UVI Airs Budget for Fiscal Year 2013

Students who live on campus have higher grade point averages and are more likely to graduate, University of the Virgin Islands President David Hall told senators as he made the case for the university’s Fiscal Year 2013 budget.

Hall spoke at Wednesday’s Finance Committee budget hearing held at the Earle B. Ottley Legislative Hall on St. Thomas.

To provide more dormitory space for students on its St. Thomas campus, Hall said the university will cut the ribbon on a new $8 million residence hall on Sept. 6. It will house 100 students.

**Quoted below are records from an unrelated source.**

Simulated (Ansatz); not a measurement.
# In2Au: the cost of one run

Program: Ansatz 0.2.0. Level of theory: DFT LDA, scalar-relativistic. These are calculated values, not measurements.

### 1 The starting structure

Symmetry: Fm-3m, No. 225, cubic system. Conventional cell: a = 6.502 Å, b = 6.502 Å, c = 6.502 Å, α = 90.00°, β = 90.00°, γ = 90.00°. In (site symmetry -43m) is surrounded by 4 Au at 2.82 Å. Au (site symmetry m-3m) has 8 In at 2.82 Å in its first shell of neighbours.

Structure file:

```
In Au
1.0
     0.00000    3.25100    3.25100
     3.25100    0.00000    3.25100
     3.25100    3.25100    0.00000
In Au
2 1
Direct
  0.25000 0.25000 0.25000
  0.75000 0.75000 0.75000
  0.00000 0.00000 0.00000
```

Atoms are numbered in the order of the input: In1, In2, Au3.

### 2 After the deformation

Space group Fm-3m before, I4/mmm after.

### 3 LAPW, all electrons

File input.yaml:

Hall said that while he understood the need to cut the budget 11 percent over last year’s $31.6 million allotment to $28.1 million, “This is not the time to handcuff the university but to invest in it.”

He said the mandated 8 percent salary cut for all government caused some faculty members to leave and reduced morale for many other UVI employees.

He asked the senators to restore at least $750,000 to the university’s budget.

To absorb the cuts, Hall said the university is freezing vacant positions, reducing the amount of travel by 50 percent and eliminating two cabinet level positions.

Important services like security and maintaining the physical plant are suffering from the budget cuts, Hall said.

He said that educating the territory’s residents is key to its economic growth.

Armed with a raft of statistics, Hall said that only 22.9 percent of the territory’s residents ages 25 to 64 hold associate’s degrees or higher. The number stands at 31.6 percent in Puerto Rico and 37.9 percent across the country.

According to Hall, 92 percent of the university’s 2,600 students hail from the territory, with the remained coming from other Caribbean islands and the mainland.

However, the number of males attending the university is up to 31 percent of the student population from 27 percent when Hall took over as president in 2009, he said.

In addition to its St. Thomas and St. Croix campuses, the university operates a distance learning center on St. John.

Hall said distance learning is the wave of the future and spoke about requests from police officers for distance learning courses. “They fit better with their schedule,” he said.

The senators also heard from David Zumwalt, who heads UVI’s Technology and Research Park. Zumwalt said that the park is able to fund its upcoming $1.9 million budget through revenues. Last year’s budget stood at $1.4 million.

Like Hall, Zumwalt had plenty of figures at his fingertips. He said the park has 15 tenants, with three approved but not yet “active,” and four pending.

He also said that since the Technology and Research Park is self-supporting, its employees are not subject to the 8 percent salary cut for government workers.

“I’m a little troubled by that,” Sen. Janette Millin-Young said. “Shared sacrifice means shared sacrifice.”

Zumwalt said that when the Research and Technology Park received government funding, the employees had salary cuts.

In addition to Millin-Young, Sens. Carlton Dowe, Celestino White and Nereida Rivera-O’Reilly attended the UVI portion of the budget hearing. Sens. Louis P. Hill, Shawn-Michael Malone and Sammuel Sanes were absent. Noncommittee members Sens. Craig Barshinger and Patrick Simeon Sprauve stopped by to ask questions.